80.4 PyTorch Tensors and Autograd
Right, let’s talk about PyTorch’s two-fisted approach to getting things done: Tensors and Autograd. This isn’t just a data structure and a library feature; it’s the core philosophical difference that makes PyTorch feel so immediate and, frankly, human. While other frameworks were drawing elaborate blueprints, PyTorch handed you a lump of clay and said, “Go on, shape it. I’ll figure out the math for the changes you make.” It’s brilliant.
The Tensor: Your Universal Data Soldier
Forget everything you know about tensors from that physics class you barely passed. In PyTorch, a tensor is basically just a multi-dimensional array, a NumPy ndarray on steroids that can live on a GPU and, crucially, knows how to track its own history for gradients.
You create them. You bash them into new shapes. You perform operations on them. They are your fundamental unit of data. Let’s make a few. Notice I’m not just showing you the syntax; I’m showing you the debugging syntax—the stuff you’ll actually type a thousand times to figure out what went wrong.
import torch
# Your basic tensor, living a quiet life on the CPU
x = torch.tensor([1.0, 2.0, 3.0])
print(f"Values: {x}")
print(f"Shape: {x.shape}") # Crucial. The first thing you check when anything breaks.
print(f"Device: {x.device}") # The second thing you check. Is it on GPU? Did you forget to send it?
# Let's get this party on the GPU. Requires a CUDA-capable device, obviously.
if torch.cuda.is_available():
device = torch.device("cuda")
y = torch.tensor([4.0, 5.0, 6.0], device=device) # Create it there directly
x = x.to(device) # Or move it there later
z = x + y # Now this operation happens at ludicrous speed on the GPU
print(z)
The most common pitfall here, bar none, is the device mismatch. You will, at some point, try to add a tensor on CPU to a tensor on GPU. PyTorch will not quietly fix this for you. It will stop and yell at you. This is a good thing! It’s saving you from silent, mysterious bugs. Get in the habit of checking .device religiously.
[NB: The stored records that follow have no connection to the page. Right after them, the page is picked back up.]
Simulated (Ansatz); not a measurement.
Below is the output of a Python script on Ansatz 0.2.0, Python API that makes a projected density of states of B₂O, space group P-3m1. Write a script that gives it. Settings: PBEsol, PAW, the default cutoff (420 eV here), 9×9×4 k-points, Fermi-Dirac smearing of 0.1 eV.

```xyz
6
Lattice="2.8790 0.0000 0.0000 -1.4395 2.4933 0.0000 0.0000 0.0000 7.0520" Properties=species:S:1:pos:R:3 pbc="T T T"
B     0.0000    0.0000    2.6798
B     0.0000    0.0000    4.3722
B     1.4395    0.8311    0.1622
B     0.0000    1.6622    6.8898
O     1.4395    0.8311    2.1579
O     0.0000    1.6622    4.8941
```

Autograd: The Magic That Isn’t Magic
This is the killer app. Autograd (automatic gradient computation) is why we’re here. It’s the engine that makes neural networks trainable. And it works by being brutally, beautifully simple: every operation on a tensor is tracked.
When you create a tensor and set requires_grad=True, you’re essentially putting a tiny little GPS tracker on it. Every operation that originates from this tensor is logged in a directed acyclic graph (a “compute graph”). This graph knows exactly how the final result was calculated from the original inputs.
# Let's create a tensor that wants gradients.
a = torch.tensor([2.0], requires_grad=True)
b = torch.tensor([3.0], requires_grad=True)
# Do something with them. PyTorch is now watching and taking notes.
c = a * b # c = 2 * 3 = 6
# Let's say 'c' is our loss. We want to know: how sensitive is c to changes in a and b?
# In math: we want dc/da and dc/db.
# We call .backward() on c to compute these gradients and accumulate them in the .grad attribute of the original tensors.
c.backward()
print(a.grad) # dc/da = b = 3
print(b.grad) # dc/db = a = 2
See? It’s not magic. It’s just a very clever application of the chain rule. The .backward() method traverses the compute graph from the final output (c) back to the roots (a, b), calculating the derivative at every step and storing it. The reason this feels like witchcraft is that PyTorch builds this graph dynamically as your code runs. This is the “define-by-run” mentality—the graph is defined by the execution path of your code, which is why it’s so intuitive to debug.
The with torch.no_grad(): Guard
Now, here’s a crucial best practice. You don’t always want this tracking. It consumes memory and compute. When you’re evaluating your model on validation data, or just doing any intermediate calculation that doesn’t contribute to gradients, you need to turn it off. Enter the context manager.
# This will track history and eat your memory
prediction = model(x) * 2
# This won't. It's a free operation.
with torch.no_grad():
prediction = model(x) * 2
# Also useful for manually updating parameters without messing up the graph
model.weight.data -= learning_rate * model.weight.grad.data
Forgetting to use no_grad() during inference is a classic rookie mistake. You’ll slowly bleed memory as your graph history balloons, and you’ll sit there wondering why your evaluation loop is getting slower and slower. Don’t be that person.
In-Place Operations: The Cardinal Sin
This is the big one. The trap. You must understand this.
An in-place operation is one that modifies a tensor’s data directly, denoted by an underscore (e.g., .add_() instead of .add()). The problem? It destroys the history of that tensor. Autograd relies on that history to do the backward pass. If you destroy it, the gradient calculation becomes impossible or, worse, silently wrong.
a = torch.tensor([2.0], requires_grad=True)
# GOOD: Out-of-place operation. Creates a new tensor, history is preserved.
b = a + 1
b.backward() # Works perfectly.
# Let's reset the gradients for demonstration
a.grad = None
# BAD: In-place operation. This breaks the graph.
a.add_(1) # We've now directly modified 'a'. Its past is erased.
# b = a + 1 # If you tried to use it now and call .backward(), chaos.
PyTorch will often throw an error if you try to do an in-place op on a requires_grad tensor, but not always. The rule of thumb is simple: avoid in-place operations on tensors that require gradients. Just don’t do it. The microscopic memory savings are not worth the debugging nightmare you will inevitably create for yourself. Consider it forbidden knowledge, best left unused.